Children develop self-esteem by age 5, much earlier than previously thought, according to new research that suggests children gain either a positive or negative view of themselves before they begin formal schooling.
The researchers found that self-esteem at age 5 is as strong as those measured in adults.
"We were surprised to find is how strong it was," said Dario Cvencek, a research scientist at the University of Washington's Institute for Learning & Brain Sciences and a co-author of the study. "The first five years seems to be a foundation on which children build for the rest of their lives."

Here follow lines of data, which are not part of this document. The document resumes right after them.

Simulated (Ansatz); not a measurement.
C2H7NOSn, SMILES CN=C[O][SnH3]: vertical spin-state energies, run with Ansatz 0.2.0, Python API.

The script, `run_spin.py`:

Still, self-esteem can change - either positively or negatively - as children grow, Cvencek said. "At age 5, it's developed and already pretty strong," he said. "But any traumatic experience can affect you. We do think it's malleable, but it starts a lot earlier than previously thought."
The findings, published in the January 2016 issue of the Journal of Experimental Social Psychology, come from a new test designed to measure self-esteem in 5-year-olds, the youngest age group to be measured.
Previous tests of self-esteem required children to be able to read and to be able to understand what is meant by being a good or bad person, Cvencek said. "Preschoolers can answer questions about narrow, concrete skills, such as 'I am good at running' or 'I'm good at letters', " he said. "But they have difficulty providing reliable answers or understanding what it means if you ask, 'Are you a good person?' "
That understanding usually comes around 8 years of age, he said.
So researchers gave the 5-year-olds several flags and played a game in which they were told some of the flags were "me" and some "not me" and asked them to respond with the flags to a series of positive and negative words broadcast over a loudspeaker. The children had to combine words and press buttons on a computer to signal whether they associated the "good" or "bad' words with the "me" flags or not.
More than 230 children from the Seattle area participated in the study, which found that about 90 per cent of the children had a positive self-esteem, while just 10 per cent expressed a negative self-esteem.
Researchers also measured gender identity and found that children with high self-esteem strongly identified with their own gender and preferred their own gender. Although both boys and girls preferred their own gender, the effect was stronger in girls.
In other words, girls with high self-esteem tend to prefer to associate with other girls, and to think that girls are better than boys.
The researchers plan to follow the children in the study to examine whether self-esteem measured in preschool can predict outcomes later in childhood, such as academic achievement, and whether self-esteem changes with experience.
The research comes as policy leaders on the local, state and federal level have increasingly stressed the value of early childhood education and a national shift in thinking that the earliest years are an important window for growth and development.